Graduate and Adult Students of the Class of 2017
451 degrees conferred at first of two ceremonies at 71st Commencement
"We really applaud you for the dedication it's taken for your to get here today," President David Yellen told the 365 graduate and 86 adult undergraduate students on whom conferred degrees at a Friday, May 19 ceremony on the Campus Green before approximately 2,000 family members and friends, marking the start of the 71st Marist Commencement Exercises.
Referring to the "Three R's" from elementary school. President Yellen encouraged the graduates to emphasize what he called "the three other R's": Relationships – nurture personal ones, which will matter than any award, and professional ones, which can matter more than what's on your resume; Resiliency – "We all fail in life," he said, "but the real test is how we learn from that failure;" and Reinvention – more important than what you learn in adapting to today's rapid changes, President Yellen said, is "learning to learn."
During the ceremony, Marist Trustee and Scholar-in-Residence Bro. Sean Sammon, FMS, '70 was awarded the Distinguished Alumni Medal in recognition of a life and a career spent serving "your God and your fellow man as a leader, an educator, a scholar, and an advocate for social justice."

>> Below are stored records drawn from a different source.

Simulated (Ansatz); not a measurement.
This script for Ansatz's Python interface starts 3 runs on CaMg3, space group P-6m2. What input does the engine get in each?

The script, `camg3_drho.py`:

Remarking that character "is essential for living a life that has meaning," Bro. Sean encouraged the graduates to focus on three things: more than a career or a job, find your vocation, "something that summons you and speaks to your heart;" never be afraid to love. "Find your loves in life and give your heart to them;" and don't fear death, as it is a constant and urgent reminder "not to live someone else's life."
"All three," he said, "will help you to become the person you are meant to be."
Marist Trustee and Scholar-in-Residence Bro. Sean Sammon, FMS, '70 speaking at Friday's ceremony,
where he was awarded the Distinguished Alumni Medal
The Excellence in Graduate Studies Award was presented to Jason Thomas Wertz, a lead materials processing engineer for IBM in Poughkeepsie with B.S. and M.S. degrees in materials science and engineering from the University of Arizona, who earned his MBA from Marist that night.
"The importance of what we have accomplished and learned throughout our time here," Wertz told his fellow graduates, "should be applied and passed on to teach and learn from others."
Jason Thomas Wertz, left, recipient of the Excellence in Graduate Studies Award, and Holly L. Tubby,
winner of the Award for Academic Distinction
The Award for Academic Distinction was presented to Holly L. Tubby, of West Camp, N.Y., who completed her B.S. in liberal studies at Marist after beginning her college education at SUNY Ulster and graduating from Fairfield University's National School of Banking, and working full-time in human resources while also raising a family.
"As non-traditional students, we took an altered path to graduation," she told her classmates. "Our winding path has had bumps, twists and turns, giant hills, and maybe even roadblocks along the way. We worked hard to get here. We've overcome the terrain and made it to our destination. That, my friends, is something to celebrate."